It is not merely a try my game problem. It is a malware is visibly hosted on itch problem - and too few people notice and report the scams, meaning, that there are "old" games hosted on itch that are malware.

There should be a warning message for all downloads here. I am serious. People should be made aware that itch does not in any way has even the slightest guarantee that the person uploading the game is the real developer and that the game is not malware or pirated or both. This psa is all good and well, but how many unique users did read this?

Oh, itch does remove things, and I guess many things are not even indexed to begin with, but there are things released without indexing as in the "classic" try my game scam and with all those scams, some of them do get indexed, suggesting a false security as new users do think that games are scrutinized by staff and are thoroughly scanned - and what else should they think?! Itch is not some shady message board. But unfortunately, whatever security measures there are, they get penetrated on a daily basis and it takes user's reports to take down malware after the fact.

The problem with indie games is, that many popular game engines and homebrew solutions tend to provoke warnings, plus games from amateurs are more easily forgiven to be buggy. So when something funny is happening, the first thing people think is not: oh, crap, that's malware. It is, oh well, amateur developer, can't be helped, I just try again. It is just that that youtuber described it. He noticed the scam only, after he got warning that his accounts were compromised. Despite having system warning messages and strange behaviour. Imagine how long it would have taken to realize it, if the scam would have included an actual game bundled with malware...

(+1)

Yeah, I absolutely agree that itch.io should have 1 concise warning when downloading for the first time implemented, the same way as the warning you get when opening an 18+ game page, and that should be enough, prioritized somewhere among the optional donation window.

Having extremely active trusted users who play games become moderators who have to check uploaded games in queue to approve it's safe to download could be cool, but probably unrealistic, the biggest flaw being that some games will never be published because of just how many there are uploaded every hour

They could at least give some "trusted" users the ability to quarantine games, to shorten the exposure from the start of a report to the time staff reads the report.

And they do not even have to tell those users nor trust them. If you make a report while being logged in, they know who made the report. They could easily have a running average statistic about the quality of those reports. There is subcategories for reports and a malware category was introduced, so even that can be sorted accordingly.
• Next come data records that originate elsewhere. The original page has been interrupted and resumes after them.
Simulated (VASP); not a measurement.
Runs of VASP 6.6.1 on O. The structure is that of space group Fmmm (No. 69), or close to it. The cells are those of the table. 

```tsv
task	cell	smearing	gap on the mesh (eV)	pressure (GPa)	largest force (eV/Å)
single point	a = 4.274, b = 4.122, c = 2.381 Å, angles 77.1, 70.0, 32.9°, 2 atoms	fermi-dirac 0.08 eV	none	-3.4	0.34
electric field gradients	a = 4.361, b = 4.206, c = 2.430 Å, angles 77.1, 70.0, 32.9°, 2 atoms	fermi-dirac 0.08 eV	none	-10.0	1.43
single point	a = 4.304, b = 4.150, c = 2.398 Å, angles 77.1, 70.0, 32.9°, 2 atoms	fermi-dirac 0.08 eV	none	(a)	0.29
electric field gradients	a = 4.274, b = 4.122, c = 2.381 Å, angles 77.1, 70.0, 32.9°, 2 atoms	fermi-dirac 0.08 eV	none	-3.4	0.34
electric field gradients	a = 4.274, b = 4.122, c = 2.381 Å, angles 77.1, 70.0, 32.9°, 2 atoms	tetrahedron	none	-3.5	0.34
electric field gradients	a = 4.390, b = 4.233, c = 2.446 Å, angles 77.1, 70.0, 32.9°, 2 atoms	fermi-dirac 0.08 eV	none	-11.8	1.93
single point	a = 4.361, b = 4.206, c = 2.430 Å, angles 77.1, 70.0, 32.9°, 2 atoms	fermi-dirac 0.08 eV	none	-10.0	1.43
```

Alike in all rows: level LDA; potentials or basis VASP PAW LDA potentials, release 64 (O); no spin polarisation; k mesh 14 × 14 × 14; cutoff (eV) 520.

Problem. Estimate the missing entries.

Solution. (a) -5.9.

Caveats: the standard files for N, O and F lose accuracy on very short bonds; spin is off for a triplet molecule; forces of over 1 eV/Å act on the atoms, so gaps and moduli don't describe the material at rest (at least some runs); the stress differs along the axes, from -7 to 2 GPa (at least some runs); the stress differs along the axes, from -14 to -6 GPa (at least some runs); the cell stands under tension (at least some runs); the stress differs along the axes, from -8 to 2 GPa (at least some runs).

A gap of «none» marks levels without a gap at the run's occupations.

So even if that user has a crappy ratio of 1 false report in 5, I would rather have 4 malwares being quarantined immediatly and 1 legit game queued for staff inspection than all 5 being visible, despite a user noticing that there is suspicous activity.

Oh, and there are legit games in quarantine all the time. What is more important? Protecting the users that think itch is a respectable site that hosts no malware or protecting the few games that get reported in error from being quarantined for a few days, till the misunderstanding clears. It might be a bad experiecne for a new developer to be quarantined, but I believe the experience of being hacked is far worse.

The issues is as follows: too few users checking out games to begin with. The scammers face the same problem as all the indie devs. Getting people to download the project. So if real developers barely get some downloads let alone ratings or comments, the time bombs uploaded by the criminals have it equally hard. So reports on malware should be treated with that in mind. I saw a year old project where people openly talked about the scam being a scam, but none of those people apparantly found the report button at the bottom or bothered to report.